Power play: How governments are spurring the electric vehicle industry
Briefing
Modernizing vehicle regulations for electrification
This briefing summarizes existing practices and develops design principles related to adapting vehicle efficiency and CO2 standards in the 2020–2030 time frame to enable a long-term transition to zero-emission vehicles (ZEVs). Regulations so far have been developed almost exclusively for incremental efficiency improvements. The analysis fills gaps in the prevailing regulatory analysis regarding emission trade-offs from regulatory incentives, how targeted ZEV regulations could accelerate the shift to electric for light-duty vehicles, and how electric vehicles change the fundamental math on incremental percent-per-year CO2 standards. The focus of the briefing is on the markets of China, Europe, and the United States, which represent 90% of the world’s electric vehicle sales and have regulatory frameworks to further drive the market.
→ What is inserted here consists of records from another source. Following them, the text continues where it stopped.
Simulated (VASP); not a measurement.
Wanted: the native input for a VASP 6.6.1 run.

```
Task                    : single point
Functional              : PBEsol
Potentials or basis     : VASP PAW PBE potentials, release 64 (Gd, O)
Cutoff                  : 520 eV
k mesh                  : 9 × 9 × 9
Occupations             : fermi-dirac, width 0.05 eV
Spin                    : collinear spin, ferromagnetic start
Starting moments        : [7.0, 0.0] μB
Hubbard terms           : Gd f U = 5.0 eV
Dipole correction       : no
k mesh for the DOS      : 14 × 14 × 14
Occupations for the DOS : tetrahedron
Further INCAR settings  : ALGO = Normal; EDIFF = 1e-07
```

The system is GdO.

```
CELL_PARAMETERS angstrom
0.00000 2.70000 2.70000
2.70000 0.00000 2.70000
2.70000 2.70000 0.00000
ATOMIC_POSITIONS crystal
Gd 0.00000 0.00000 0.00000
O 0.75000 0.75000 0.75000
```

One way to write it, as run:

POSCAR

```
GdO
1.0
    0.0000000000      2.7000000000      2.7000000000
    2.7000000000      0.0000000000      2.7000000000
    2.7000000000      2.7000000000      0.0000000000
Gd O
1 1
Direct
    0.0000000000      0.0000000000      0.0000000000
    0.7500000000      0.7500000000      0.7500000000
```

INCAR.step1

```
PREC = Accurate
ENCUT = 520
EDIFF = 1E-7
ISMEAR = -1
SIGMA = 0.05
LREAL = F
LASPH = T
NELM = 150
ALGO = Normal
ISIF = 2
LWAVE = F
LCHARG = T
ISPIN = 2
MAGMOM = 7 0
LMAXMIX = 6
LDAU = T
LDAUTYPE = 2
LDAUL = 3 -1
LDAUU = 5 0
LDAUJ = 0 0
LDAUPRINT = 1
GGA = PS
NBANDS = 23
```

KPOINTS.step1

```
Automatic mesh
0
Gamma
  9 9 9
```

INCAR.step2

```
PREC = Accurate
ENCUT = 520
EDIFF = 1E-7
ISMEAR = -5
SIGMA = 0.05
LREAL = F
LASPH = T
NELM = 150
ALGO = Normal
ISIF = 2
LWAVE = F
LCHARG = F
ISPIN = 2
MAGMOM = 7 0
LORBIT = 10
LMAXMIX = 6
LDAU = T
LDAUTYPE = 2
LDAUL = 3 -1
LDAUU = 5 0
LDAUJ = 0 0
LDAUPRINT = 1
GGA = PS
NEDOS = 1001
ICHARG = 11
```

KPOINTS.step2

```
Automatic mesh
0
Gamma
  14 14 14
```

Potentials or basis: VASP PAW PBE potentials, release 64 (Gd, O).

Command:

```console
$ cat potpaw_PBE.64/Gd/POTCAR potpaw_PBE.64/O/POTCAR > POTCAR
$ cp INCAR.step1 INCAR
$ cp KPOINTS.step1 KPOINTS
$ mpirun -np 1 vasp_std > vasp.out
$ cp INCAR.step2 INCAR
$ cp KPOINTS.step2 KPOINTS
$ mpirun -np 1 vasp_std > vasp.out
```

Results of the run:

Regulatory frameworks around the world are playing catch-up on all the bullish electric vehicle developments. Automakers do not proclaim they will substantially surpass future emissions standards, but they do increasingly make electric vehicle announcements that outpace existing regulatory requirements. The figure shows electric vehicle deployment to comply with 2020–2025 regulations, along with a tally of company electric vehicle statements by 2025. The policy projections shown are the strongest under consideration. These sum to global annual sales of more than 3 million vehicles in 2020 and about 10 million by 2025. The auto industry announcements, at more than 15 million annual electric vehicle sales in 2025, are about 50% greater than the regulatory requirements. Targeted ZEV regulation translates these announcements into enforceable requirements to ensure mass production and ensure all automakers, beyond those in the figure with stated targets, commit to zero-emission vehicles.
This briefing on principles for integrating electric vehicle requirements in CO2 standards and the rationale for considering targeted ZEV regulations leads to two high-level policy conclusions.
Efficiency standards are essential but insufficient to launch a mainstream electric vehicle market. Governments in most major auto markets have set efficiency and CO2 standards based on incremental efficiency. The strongest possible policies under consideration will deliver up to 5% electric share in the United States, 11% in Europe, and 20% in China by 2025. This results in less than one-tenth of the world’s vehicle sales being electric in 2025, with about half in China. Meanwhile, regulations elsewhere are being challenged. Although these developments will expand electric vehicle model availability and reduce costs, this does not equate to a tipping point, to profitability beyond a few market leaders, or to an inevitable transition. Ensuring the transition to electric by 2050 means much bolder efficiency standards or direct electric vehicle requirements are needed. Many governments aim for decarbonization by midcentury, but their regulations are not yet steered in that direction. By the mid-2020s, regulations will have to pivot from using artificial electric vehicle incentives—for example, multipliers—to using electric vehicles to drive greater emission reductions and put markets on a path toward decarbonization. With electric vehicles becoming cost-effective from 2025 on, much more rapid gains are possible.
The transition to all zero-emission vehicles by 2050 entails a 12%–14% annual CO2 improvement in new vehicles from 2020–2040. This means regulations would need to roughly triple the historical CO2 improvement rates or include targeted ZEV regulations to drive the transition to a zero-emission fleet. Although much bolder efficiency standards and ZEV regulations can be functionally equivalent, ZEV regulations provide greater assurance in launching the electric market, because automakers’ innovative efforts to meet lower test-cycle emission levels with combustion technology keep it in the market.